[<prev] [next>] [<thread-prev] [day] [month] [year] [list]
Message-ID: <alpine.LFD.2.00.1505281333460.3256@localhost.localdomain>
Date: Thu, 28 May 2015 13:34:10 +0200 (CEST)
From: Lukáš Czerner <lczerner@...hat.com>
To: Eric Sandeen <sandeen@...hat.com>
cc: linux-ext4@...r.kernel.org
Subject: Re: [PATCH] ext4: Try to initialize all groups we can in case of
failure on ppc64
On Thu, 28 May 2015, Lukáš Czerner wrote:
> Date: Thu, 28 May 2015 10:21:47 +0200 (CEST)
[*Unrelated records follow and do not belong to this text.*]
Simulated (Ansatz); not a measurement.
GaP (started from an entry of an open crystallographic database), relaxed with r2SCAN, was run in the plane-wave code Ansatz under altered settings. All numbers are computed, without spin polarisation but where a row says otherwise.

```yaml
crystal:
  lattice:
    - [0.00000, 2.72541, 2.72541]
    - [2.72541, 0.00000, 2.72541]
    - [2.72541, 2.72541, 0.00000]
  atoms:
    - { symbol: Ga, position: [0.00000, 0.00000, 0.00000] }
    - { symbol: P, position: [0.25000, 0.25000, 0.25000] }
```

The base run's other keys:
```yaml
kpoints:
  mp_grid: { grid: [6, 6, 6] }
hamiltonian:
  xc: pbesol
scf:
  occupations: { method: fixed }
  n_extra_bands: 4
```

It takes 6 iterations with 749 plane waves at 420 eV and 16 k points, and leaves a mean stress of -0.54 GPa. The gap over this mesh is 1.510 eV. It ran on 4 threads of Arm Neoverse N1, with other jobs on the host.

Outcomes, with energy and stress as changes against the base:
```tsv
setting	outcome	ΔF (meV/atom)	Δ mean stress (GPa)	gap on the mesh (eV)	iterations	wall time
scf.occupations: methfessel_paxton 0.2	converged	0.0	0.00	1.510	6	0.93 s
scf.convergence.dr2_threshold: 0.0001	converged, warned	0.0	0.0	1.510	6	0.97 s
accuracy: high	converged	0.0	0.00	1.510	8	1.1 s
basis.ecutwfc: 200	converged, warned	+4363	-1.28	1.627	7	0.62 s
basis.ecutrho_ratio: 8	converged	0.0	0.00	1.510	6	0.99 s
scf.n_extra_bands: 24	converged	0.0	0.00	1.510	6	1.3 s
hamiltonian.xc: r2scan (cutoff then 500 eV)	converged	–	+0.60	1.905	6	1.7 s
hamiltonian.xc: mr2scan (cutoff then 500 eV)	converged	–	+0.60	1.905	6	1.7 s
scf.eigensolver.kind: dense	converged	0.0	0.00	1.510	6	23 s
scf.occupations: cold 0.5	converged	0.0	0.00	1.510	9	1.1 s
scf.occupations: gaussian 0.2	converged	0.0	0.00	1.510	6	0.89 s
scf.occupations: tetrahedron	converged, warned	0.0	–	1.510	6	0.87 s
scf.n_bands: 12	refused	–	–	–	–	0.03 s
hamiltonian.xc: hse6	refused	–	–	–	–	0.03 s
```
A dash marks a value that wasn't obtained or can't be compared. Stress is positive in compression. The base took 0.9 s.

> From: Lukáš Czerner <lczerner@...hat.com>
> To: Eric Sandeen <sandeen@...hat.com>
> Cc: linux-ext4@...r.kernel.org
> Subject: Re: [PATCH] ext4: Try to initialize all groups we can in case of
> failure on ppc64
>
> On Wed, 27 May 2015, Eric Sandeen wrote:
>
> > Date: Wed, 27 May 2015 10:44:06 -0500
> > From: Eric Sandeen <sandeen@...hat.com>
> > To: Lukas Czerner <lczerner@...hat.com>, linux-ext4@...r.kernel.org
> > Subject: Re: [PATCH] ext4: Try to initialize all groups we can in case of
> > failure on ppc64
> >
> > On 5/27/15 5:25 AM, Lukas Czerner wrote:
> > > Currently on the machines with page size > block size when initializing
> > > block group buddy cache we initialize it for all the block group bitmaps
> > > in the page. However in the case of read error, checksum error, or if
> > > a single bitmap is in any way corrupted we would fail to initialize all
> > > of the bitmaps. This is problematic because we will not have access to
> > > the other allocation groups even though those might be perfectly fine
> > > and usable.
> > >
> > > Fix this by reading all the bitmaps instead of error out on the first
> > > problem and simply skip the bitmaps which were either not read properly,
> > > or are not valid.
> > >
> > > Signed-off-by: Lukas Czerner <lczerner@...hat.com>
> > > ---
> > > fs/ext4/mballoc.c | 11 ++++++++---
> > > 1 file changed, 8 insertions(+), 3 deletions(-)
> > >
> > > diff --git a/fs/ext4/mballoc.c b/fs/ext4/mballoc.c
> > > index 8d1e602..7e28007 100644
> > > --- a/fs/ext4/mballoc.c
> > > +++ b/fs/ext4/mballoc.c
> > > @@ -882,10 +882,8 @@ static int ext4_mb_init_cache(struct page *page, char *incore)
> > >
> > > /* wait for I/O completion */
> > > for (i = 0, group = first_group; i < groups_per_page; i++, group++) {
> > > - if (bh[i] && ext4_wait_block_bitmap(sb, group, bh[i])) {
> > > + if (bh[i] && ext4_wait_block_bitmap(sb, group, bh[i]))
> > > err = -EIO;
> > > - goto out;
> > > - }
> > > }
> > >
> > > first_block = page->index * blocks_per_page;
> > > @@ -898,6 +896,13 @@ static int ext4_mb_init_cache(struct page *page, char *incore)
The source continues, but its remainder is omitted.